That’s a polite way to describe oversight by the courts and the Attorney General’s Office of New Mexico’s scandal-rocked guardianship system over the years – a point hammered home by the revelation that independent audits of Ayudando Guardians Inc. in 2011 and 2012 pointed to clear financial impropriety. That’s impropriety in the form of top company executives “borrowing” tens of thousands of dollars from client accounts.
“There is no justification for any organization to borrow money from clients,” said Wendy York, who chairs a commission appointed by the state Supreme Court to recommend ways to improve the state’s guardianship system.

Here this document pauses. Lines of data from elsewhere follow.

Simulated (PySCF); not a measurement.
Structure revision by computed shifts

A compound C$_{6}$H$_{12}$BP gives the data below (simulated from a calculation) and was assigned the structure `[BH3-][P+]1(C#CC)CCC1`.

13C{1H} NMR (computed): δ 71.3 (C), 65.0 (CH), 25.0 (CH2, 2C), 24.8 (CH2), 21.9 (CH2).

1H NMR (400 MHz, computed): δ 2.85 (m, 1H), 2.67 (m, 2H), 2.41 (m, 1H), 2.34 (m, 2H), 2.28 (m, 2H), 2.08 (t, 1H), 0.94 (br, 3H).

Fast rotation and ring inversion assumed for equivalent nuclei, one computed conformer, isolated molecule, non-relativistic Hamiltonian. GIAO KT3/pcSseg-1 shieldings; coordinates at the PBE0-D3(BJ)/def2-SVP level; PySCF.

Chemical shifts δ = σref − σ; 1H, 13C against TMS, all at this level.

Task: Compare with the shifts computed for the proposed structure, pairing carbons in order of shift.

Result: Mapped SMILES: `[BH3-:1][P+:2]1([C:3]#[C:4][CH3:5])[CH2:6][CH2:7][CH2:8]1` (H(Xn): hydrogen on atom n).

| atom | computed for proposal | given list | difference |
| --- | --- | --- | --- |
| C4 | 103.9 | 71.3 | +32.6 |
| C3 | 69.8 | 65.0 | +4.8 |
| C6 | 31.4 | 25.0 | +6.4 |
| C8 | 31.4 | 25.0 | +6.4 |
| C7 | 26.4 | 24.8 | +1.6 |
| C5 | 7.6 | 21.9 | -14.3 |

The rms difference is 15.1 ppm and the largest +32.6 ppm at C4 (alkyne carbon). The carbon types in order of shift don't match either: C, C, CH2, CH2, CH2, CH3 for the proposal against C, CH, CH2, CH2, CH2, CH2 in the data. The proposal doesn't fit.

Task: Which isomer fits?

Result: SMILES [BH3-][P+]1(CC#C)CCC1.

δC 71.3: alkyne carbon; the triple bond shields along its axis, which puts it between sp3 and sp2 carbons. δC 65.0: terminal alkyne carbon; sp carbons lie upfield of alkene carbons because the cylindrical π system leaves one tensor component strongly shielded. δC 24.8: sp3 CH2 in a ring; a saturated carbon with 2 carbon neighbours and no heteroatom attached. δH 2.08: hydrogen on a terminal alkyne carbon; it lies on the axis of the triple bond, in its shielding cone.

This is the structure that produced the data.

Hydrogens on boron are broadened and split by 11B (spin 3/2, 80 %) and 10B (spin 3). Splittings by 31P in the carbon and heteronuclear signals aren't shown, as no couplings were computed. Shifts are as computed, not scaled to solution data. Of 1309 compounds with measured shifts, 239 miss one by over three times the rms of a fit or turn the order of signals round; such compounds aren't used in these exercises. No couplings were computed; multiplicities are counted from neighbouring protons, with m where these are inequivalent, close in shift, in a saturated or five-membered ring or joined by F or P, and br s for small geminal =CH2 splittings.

The two independent audits filed with the AG’s Office also noted Ayudando hadn’t complied with generally accepted accounting procedures. The 2011 audit noted $72,321 in employee advances, with only $23,766 in repayments during the audit year.
But despite the fact auditors red-flagged Ayudando – and despite being delinquent in filing its annual AG registration every year since 2012 – there is no indication the AG’s Office did anything, and judges in New Mexico went right on appointing the company as guardians and conservators in charge of the lives and finances of people who had been declared incapacitated and unable to care for themselves.
Perhaps that’s because the system isn’t set up in a way that the needed information gets to those judges – some of whom previously have defended the system and dismissed complaints as coming from “emotional” family members.
It was York who asked a forensic accountant to look at Ayudando’s audits and then relayed findings to the commission. The AG’s Office says it is reviewing the issues.
And Ayudando was slick. A company representative even showed up at one of the commission hearings chaired by York to defend the system by pointing to the fact that – get ready for this – it was audited every year by the state.
Ayudando had more than 176 guardianship or conservator appointments outstanding in Bernalillo County District Court in July when federal law enforcement filed a massive money laundering and fraud indictment that named the company and its two top officials – president Susan Harris and chief financial officer Sharon Moore. Federal investigators have identified more than $4 million in client money that was allegedly diverted to finance a “lavish lifestyle” by the two women and their family members. The U.S. Marshals Office says the company had about 1,400 clients, some of whom received financial management or representative payee services.
One federal agent in a search warrant affidavit described the company as “permeated by crime.”
But there is hope.
York says there are important lessons to be learned from the Ayudando debacle, including the need for an accountant who reports to the court. Improving the annual forms required of guardians/conservators to include more detailed financial information would also help.
Those are among the many reforms under consideration by York’s commission.
And York has asked the state’s chief disciplinary counsel to weigh in because her research has raised questions about potential conflicts of interest and other ethical issues surrounding lawyers that can arise in cases involving third-party corporate guardians and conservators. That’s an important step in a system in which professional guardianships involve a relatively small group of insiders.
Going forward, the courts can make some meaningful reforms. Others will require legislative action. But in the aftermath of the Ayudando case, one thing is clear: We can no longer accept being asleep at the wheel.